The battle over chili crunch is a David vs. Goliath story. But it’s also a Goliath vs. Goliath story. David Chang’s Momofuku Goods, which has created controversy this week after sending cease-and-desist letters to other companies that call their product “chili crunch” or “chile crunch,” is a growing business that generated $50 million in sales and secured a $17.5 million Series A round of funding in 2023. (Yes, in this case, if you want to get technical, David is Goliath.)
But Momofuku is up against formidable contenders like Jen Liao and Caleb Wang’s MìLà (formerly known as XCJ), which closed a $22.5 million Series A round of funding and tapped actor Simu Liu as its chief content officer last year. There’s also, of course, popular mala-over-everything chili crisp brand Fly By Jing, which got its $12 million Series B funding in 2023. (Fly By Jing founder Jing Gao founder is an investor in Homiah, which makes Southeast Asian products like sambal chili crunch and is one of the small businesses targeted by Momofuku.)
You can now buy various brands of new-school chili sauce, or chili oil, or chili crisp, or chili crunch, or whatever you want to call it (the semantics didn’t seem to matter much until recently) at major stores like Target and Whole Foods. (And consumers are putting the spicy sauce over everything from eggs and pizza to barbecue and ice cream.)
Other products, like Momofuku noodles and MìLà soup dumplings, from these on-the-rise Asian-food companies are also readily available nationwide. The market opportunity is obviously huge, and Chang and others in this space know that getting to $100 million in annual sales means you have a chance to go full unicorn.
Momofuku Goods was already halfway there in terms of sales last year, and prominent venture-capital firms and celebrities are betting that there’s room in this arena for multiple players to get all the way there. So could there be a new Asian-food brand that turns into something like Rao’s pasta sauce? (Last year, Campbell Soup acquired Rao’s sauce maker Sovos Brands for $2.7 billion. And, of course, Mario Carbone and Rich Torrisi have also entered this space with their Carbone Fine Food sauce.) That’s the Asian-American dream right now.
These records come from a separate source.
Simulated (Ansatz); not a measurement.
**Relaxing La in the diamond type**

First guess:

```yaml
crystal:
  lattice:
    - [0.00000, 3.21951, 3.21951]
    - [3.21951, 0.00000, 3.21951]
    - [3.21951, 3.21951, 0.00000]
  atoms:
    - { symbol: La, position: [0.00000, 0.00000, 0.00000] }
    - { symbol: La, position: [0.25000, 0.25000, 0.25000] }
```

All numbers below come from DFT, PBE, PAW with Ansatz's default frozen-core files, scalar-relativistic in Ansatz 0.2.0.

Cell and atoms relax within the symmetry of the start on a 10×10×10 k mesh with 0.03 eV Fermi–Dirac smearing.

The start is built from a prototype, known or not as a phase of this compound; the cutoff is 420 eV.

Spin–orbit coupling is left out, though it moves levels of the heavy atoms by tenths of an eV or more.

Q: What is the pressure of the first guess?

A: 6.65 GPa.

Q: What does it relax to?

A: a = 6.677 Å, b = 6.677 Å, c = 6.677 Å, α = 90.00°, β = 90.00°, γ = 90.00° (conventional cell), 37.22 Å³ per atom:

Bling Empire’s Kelly Mi Li has also joined the Asian chili condiment game with her Hot Jiang. Max Boonthanakit, who runs the kitchen at LA’s Michelin-starred Camphor with co-chef Lijo George, sells his beloved Boon Sauce. You can purchase chili crisp with CBD and THC. There’s more than enough heat to go around.
The battle over chili crunch could get feistier and fierier from here. Goliath has run head-on into a superhero. Shang-Chi star Liu publicly challenged Momofuku on X: “As Chief Content Officer of MiLà, I propose a blind taste test of both our ‘chili crunch’ sauces. Winner keeps the name, loser (it'll be you) backs off.”